Experts Gather to Study Weather Drones

weatherdrone

Dozens of representatives from Oklahoma State University and three other universities taking part in a $6 million dollar study of drones and their use in weather research met recently in Stillwater.

About 65 faculty and students are working under a $6 million federal government grant to develop unmanned aerial systems for weather research. The program held test flights for the NSF CLOUD-MAP project.

The money comes from the National Science Foundation and funds the Collaboration Leading Operational UAS Development for Meteorology and Atmospheric Physics. OSU is working with the University of Oklahoma, the University of Kentucky and the University of Nebraska.

One of the major efforts of the program is to provide more accurate severe weather warnings through the use of the drones.

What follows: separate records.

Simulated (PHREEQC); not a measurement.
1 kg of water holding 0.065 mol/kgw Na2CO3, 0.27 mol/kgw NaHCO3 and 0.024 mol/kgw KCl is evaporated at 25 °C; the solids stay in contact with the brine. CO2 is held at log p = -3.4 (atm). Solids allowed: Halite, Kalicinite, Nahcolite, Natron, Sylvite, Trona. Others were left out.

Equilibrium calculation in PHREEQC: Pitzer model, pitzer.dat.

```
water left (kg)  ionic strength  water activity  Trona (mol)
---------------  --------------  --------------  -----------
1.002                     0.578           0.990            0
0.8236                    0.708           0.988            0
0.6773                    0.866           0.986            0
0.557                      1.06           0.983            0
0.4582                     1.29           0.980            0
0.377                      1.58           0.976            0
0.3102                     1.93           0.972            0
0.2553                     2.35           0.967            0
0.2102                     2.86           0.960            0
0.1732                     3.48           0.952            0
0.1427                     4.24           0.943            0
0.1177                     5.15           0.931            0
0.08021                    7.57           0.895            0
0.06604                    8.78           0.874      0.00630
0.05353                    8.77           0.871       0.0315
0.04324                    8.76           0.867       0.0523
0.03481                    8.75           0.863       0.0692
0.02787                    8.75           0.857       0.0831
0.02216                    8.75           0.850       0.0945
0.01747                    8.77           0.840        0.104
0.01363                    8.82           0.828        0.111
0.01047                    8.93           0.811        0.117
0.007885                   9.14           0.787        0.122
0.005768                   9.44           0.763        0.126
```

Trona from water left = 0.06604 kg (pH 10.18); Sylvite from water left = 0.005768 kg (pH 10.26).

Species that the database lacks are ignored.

“CLOUD-MAP will allow meteorologists and atmospheric scientists to use unmanned aircraft as a common, everyday tool,” explained Jamey Jacob, the project’s lead investigators and a professor of mechanical and aerospace engineering at OSU. “Affordable robust unmanned systems will make collecting atmospheric data in the lower atmosphere practical.”

The meeting focused on the testing of instruments carried by UAV’s for collecting atmospheric information. It also gave researchers a chance to meet and compare UAV systems that each university has developed. More than a dozen of the UAVs were brought to Stillwater and some of the flights occurred at an Oklahoma Mesonet weather station west of Stillwater where conditions were more challenging because there was no runway.

The partners made nearly 250 flights over a three-day period.